Today’s tickers: AA, BMC, CECO & XRX
AA – Alcoa, Inc. – Frenzied trading in Alcoa options this morning was driven largely by bullish players piling into calls on the aluminum manufacturer with shares in the name rallying as much as 4.3% to as high as $17.96 in the first half of the session. Rumors that Rio Tinto could make a $25.50 a share bid for the U.S. company spurred speculators to the options market, lifting options implied volatility on the stock 31.2% to 35.53% just before 11:30am. Both Rio Tinto and Alcoa are mum on the subject of takeover talks as of now, but investors are making a lot of noise in options land. Volume in Alcoa’s options has topped 220,000 contracts within the first two hours of trading, with investors heavily favoring call options on the aluminum maker. Traders are exchanging more than 8.4 contracts on Alcoa for each single put option in action this morning. Trading traffic is heaviest in the front month where investors are picking up out-of-the-money calls at every available strike price. May $18 strike calls are most active, followed by the May $20 strike calls. Call volume in the May $20 strike calls is currently pushing 30,000 contracts, which is more than two times the number of calls represented in open interest at that strike. Most of the call options were purchased for an average premium of $0.12 apiece, implying an average breakeven price for buyers at $20.12 through May expiration. Continued speculation regarding a potential takeover, or confirmation of such rumors for that matter, would no doubt send premium on the May $20 strike calls higher still. Optimism spread to the June contract calls where buyers of the options are leading the feeding frenzy. Investors traded more than 15,800 call options at the June $21 strike on nearly nonexistent open interest of 241 contracts. Buyers of these calls paid just $0.10 this morning, but the huge spike in implied volatility in conjunction with the rally in AA shares, has those same contracts trading for twice as much, or around $0.22 cents a-pop as of 11:30am in New York. Of course, call buyers who choose to hold onto these contracts for some length of time will see the value of their positions collapse along with implied volatility if the rumors turn out to be baseless.
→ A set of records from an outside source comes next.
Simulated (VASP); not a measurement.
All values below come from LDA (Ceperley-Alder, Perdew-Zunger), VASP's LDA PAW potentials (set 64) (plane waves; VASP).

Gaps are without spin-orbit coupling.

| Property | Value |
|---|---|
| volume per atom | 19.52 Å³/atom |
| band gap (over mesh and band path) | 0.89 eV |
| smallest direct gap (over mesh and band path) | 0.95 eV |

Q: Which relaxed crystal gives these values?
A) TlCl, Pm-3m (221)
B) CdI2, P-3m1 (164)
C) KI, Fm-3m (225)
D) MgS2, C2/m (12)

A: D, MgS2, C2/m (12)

BMC – BMC Software, Inc. – Fourth-quarter results from BMC Software, Inc. are scheduled to hit the air waves after the market closes on Wednesday evening, and it looks like one investor is gearing up for a post-earnings rally in the price of the underlying stock to its highest since the turn of the millennium. Shares in BMC are currently down 0.65% to arrive at $49.62 as of 12:30pm. The Houston, TX-based software vendor popped up on our scanners after a sizable bull call spread traded in the front month. The strategist responsible for the transaction appears to have purchased 10,000 calls at the May $52.5 strike, and sold the same number of calls at the higher May $55 strike, all for net premium of $0.45 per contract. If the trader’s expectations are not met, and shares fail to rise post-earnings or at any point ahead of May expiration, the investor will lose the entire amount of premium paid to enact the spread. However, the call-spreader makes money in the event that the software company’s shares surge 6.7% over the current price of $49.62 to exceed the effective breakeven price of $52.95 at expiration. Maximum potential profits of $2.05 per contract pad the investor’s wallet if shares in BMC Software jump 10.8% in the next few weeks to trade above $55.00 by expiration day. The company’s shares have not traded above $55.00 in the past decade.
CECO – Career Education Corp. – A few pre-earnings call buyers showed up at Career Education Corp. this morning to position for a rally in the price of the underlying stock. Shares in the for-profit education company increased as much as 2.7% this morning to secure an intraday high of $22.48. CECO reports first-quarter earnings after the closing bell on Wednesday. Career Education Corp. is up 27.4% off its 52-week low of $16.36 set back on October 14, 2010, but the stock nearly hit $25.00 at the beginning of April. Call buyers in the front month are well-positioned to benefit should a post-earnings rebound in CECO’s shares occur ahead of expiration. It looks like investors picked up around 1,100 in-the-money calls at the May $22 strike for an average premium of $1.11 a-pop. Bulls paid more notice to the higher May $23 strike where more than 3,400 call options changed hands on open interest of 559 contracts. It looks like most of the calls were purchased for an average premium of $0.50 each. Call buyers at this strike profit if shares in Career Education rally another 4.5% over today’s high of $22.48 to surpass the average breakeven price of $23.50 by expiration day later this month. The rise in demand for options ahead of earnings lifted CECO’s overall reading of options implied volatility 11.2% to 48.41% as of 11:50am.
XRX – Xerox Corp. – Fresh positioning in Xerox Corp. call options today suggests some strategists expect to see shares in the office equipment maker rise in the near term. Shares in XRX are currently up 0.70% to stand at $10.18 as of 12:05pm in New York trade. Some 3,000 calls were purchased at the May $11 strike for 4 pennies per contract, although open interest at this strike is sufficient to cover volume generated at that strike this morning. June contract calls are far more active today, with in-the-money call buyers scooping up around 1,525 contracts at the $10 strike for an average premium of $0.55 each. Investors long the June $10 strike calls make money if shares in Xerox rally another 3.6% to trade above the average breakeven price of $10.55 by June expiration. Volume is heaviest at the higher June $11 strike where some 8,980 calls changed hands on previously existing open interest of just 635 contracts. Options traders purchased most of these calls for an average premium of $0.13 apiece. Call buyers at this strike make money in the event that shares in XRX surge 9.3% to exceed $11.13 by expiration day next month. Finally, bullish players purchased around 1,400 call options up at the June $12 strike for an average premium of $0.04 per contract. The rise in demand for call options on Xerox Corp. helped lift options implied volatility on the stock 9.9% to 28.53% this afternoon.